I cannot figure out what this question means with the semantic turnstile Hi I have recently started studying propositional logic and am finally understanding the truth tables and how to use them. I came across this formula which is confusing me. > Use truth tables to establish the following: > > (a) $p ∧ q,\, p ⇒ r\models r$. Is the turnstile the same as $\equiv$ or am i proving that those two formulas are the same as just r?

The statement

$$(p\wedge q),(p\implies r)\models r$$

Means that whenever the formulas $(p\wedge q)$ **and** $(p\implies r)$ are (both simultaneously) true, then $r$ must be true.

So you job is just to write the truth tables of those 3 formulae and verify that in the lines where $[\\![(p\wedge q)]\\!]=[\\![(p\implies r)]\\!]=1$, you also have $[\\![r]\\!]=1$ ($[\\![x]\\!]$ means the truth value of $x$).

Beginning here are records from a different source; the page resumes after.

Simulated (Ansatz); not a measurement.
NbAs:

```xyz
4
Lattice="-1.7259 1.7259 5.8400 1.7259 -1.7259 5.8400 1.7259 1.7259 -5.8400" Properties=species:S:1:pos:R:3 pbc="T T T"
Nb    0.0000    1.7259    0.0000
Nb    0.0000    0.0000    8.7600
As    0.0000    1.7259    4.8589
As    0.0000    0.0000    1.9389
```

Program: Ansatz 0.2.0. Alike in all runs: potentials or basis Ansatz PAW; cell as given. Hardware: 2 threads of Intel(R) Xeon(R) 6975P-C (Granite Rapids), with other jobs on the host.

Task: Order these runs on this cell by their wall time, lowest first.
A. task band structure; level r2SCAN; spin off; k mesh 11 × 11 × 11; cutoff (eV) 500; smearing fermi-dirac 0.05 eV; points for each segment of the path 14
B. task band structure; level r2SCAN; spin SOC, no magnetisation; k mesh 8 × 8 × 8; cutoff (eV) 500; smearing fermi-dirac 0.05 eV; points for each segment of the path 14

Also, in this case, it's pretty intuitive that this is true, the relevant information of the first formula says that $p$ must be true, the second one says that if $p$ is true then $r$ is true, and we have to conclude that $r$ is true, the 'rule' $(p\wedge q )\models p$ is called conjunction elimination and the rule $p,(p\implies r)\models r$ is called modus ponens.